Supreme Court Officers' Association President John McKillop and the majority of his slate were unopposed for new three-year terms.

JOHN McKILLOP: One good term deserves a 2nd.
"I think it's a tribute to the administration that the membership has essentially already voted to continue with this administration," Mr. McKillop said in a phone interview after the April 26 union meeting. "It tells us that we are certainly headed in the right direction after a number of years of difficulty with leadership with this union."

A Smoother Transition

In 2004, Mr. McKillop replaced former SCOA President James T. Carr, who took over after the prior president was involved in a fistfight at the union's lower Manhattan office.

Mr. McKillop initially vowed to serve only one term, but in January he said he changed his mind after his delegates urged him to run again. "They unanimously did so," he said shortly after announcing that decision.

This is his second stint heading the union, which represents 1,495 Senior Court Officers, Court Officers, and Sergeants who work at state courts in the city and several upstate counties. Mr. McKillop also served as SCOA president from 1989 to 1992. In the interim, he worked as a Captain in the 9th Judicial District in Westchester County.

Three of the five union officers on Mr. McKillop's slate were also re-elected without opposition. They are: Richard Krulish, first vice president; David M. Gregson, treasurer; and John Strandberg, recording secretary.

Two Face Opposition

The union's incumbent second vice president, George Serrano, is being challenged by James McDonagh and Sonny Tannenbaum. In addition, incumbent Secretary Timothy Kenny is being opposed by Frank Mangano.

Ballots will be mailed out May 10 and counted on June 1. The election is being administered by the American Arbitration Association.

As with all the state's other public-employee unions, the SCOA is currently working to negotiate a new contract with the Spitzer administration. The SCOA's contract expired on March 31.
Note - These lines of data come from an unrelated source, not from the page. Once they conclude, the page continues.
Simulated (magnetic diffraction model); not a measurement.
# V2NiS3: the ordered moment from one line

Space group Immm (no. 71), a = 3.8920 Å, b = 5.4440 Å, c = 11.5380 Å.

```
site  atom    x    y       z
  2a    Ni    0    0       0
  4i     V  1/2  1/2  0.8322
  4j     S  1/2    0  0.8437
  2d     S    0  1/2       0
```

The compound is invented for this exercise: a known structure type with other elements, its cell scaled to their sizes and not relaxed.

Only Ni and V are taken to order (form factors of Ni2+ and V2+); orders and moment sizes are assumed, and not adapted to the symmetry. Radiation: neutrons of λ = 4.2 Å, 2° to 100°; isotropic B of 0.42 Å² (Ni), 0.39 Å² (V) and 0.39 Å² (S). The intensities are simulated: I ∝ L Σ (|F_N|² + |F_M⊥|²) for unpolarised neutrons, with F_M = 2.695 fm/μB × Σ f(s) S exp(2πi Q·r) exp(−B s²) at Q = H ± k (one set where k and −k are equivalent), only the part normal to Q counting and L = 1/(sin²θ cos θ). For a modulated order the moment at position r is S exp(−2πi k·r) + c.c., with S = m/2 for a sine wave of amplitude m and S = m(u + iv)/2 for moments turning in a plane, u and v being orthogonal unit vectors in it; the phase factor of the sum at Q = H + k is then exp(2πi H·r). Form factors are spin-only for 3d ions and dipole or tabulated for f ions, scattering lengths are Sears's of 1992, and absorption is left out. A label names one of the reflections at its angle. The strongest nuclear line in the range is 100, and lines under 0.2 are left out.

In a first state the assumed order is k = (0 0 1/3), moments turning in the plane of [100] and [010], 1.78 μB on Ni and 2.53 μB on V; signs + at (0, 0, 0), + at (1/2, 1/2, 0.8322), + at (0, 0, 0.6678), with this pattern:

It recently joined a coalition of eight unions representing court employees, which is being chaired by Dennis W. Quirk, president of the Court Officers' Association.

The coalition includes: The Association of Surrogates and Supreme Court Reporters, the Court Officers' Benevolent Association of Nassau County, the Communications Workers of America, the Suffolk County Court Employees Association, the Court Attorneys Association of the City of New York, The Ninth Judicial District Court Employees Association, and the union representing law assistants.

A Change of Heart

Initially, Mr. McKillop indicated that the SCOA would negotiate separately, as it had during the last round of bargaining. "After internal discussions, we just thought it would be in the best interest of our membership to be in the coalition," Mr. McKillop remarked.

Under his leadership, the SCOA negotiated a contract with the Office of Court Administration in March 2006 that provided most incumbent officers with a retroactive "senior officer series differential" in lieu of placing those titles higher on the pay scale as part of the court reclassification plan.

The deal, which was overwhelmingly ratified, was announced after Mr. McKillop spent his first 18 months in office arguing that his members should be included in reclassification just as their colleagues represented by the Court Officers' Association were.

OCA had discussed upgrading the Senior Court Officer title from Judicial Grade 18 to 19. But Mr. McKillop rejected that offer because it did not include boosting the salary for the more-than 200 Sergeants he represents.

Got It At Table

The SCOA, Mr. McKillop said, instead used collective-bargaining negotiations to obtain additional raises for its veteran officers. "Other unions like the COA were able to achieve their goals through classification," he remarked at the time. "I attempted to get to the same place by another route."

Last June, the SCOA and other court unions also finally persuaded OCA to increase geographic pay by $1,950 for Court Officers and Clerks assigned to work in the city and surrounding counties. The court unions had been lobbying the state for that raise since 1998, when a fact-finder made a non-binding recommendation that the unions' members were entitled to an additional $3,000 geographic differential pay boost on the grounds that past wage increases had not kept pace with inflation and that expenses are much higher downstate.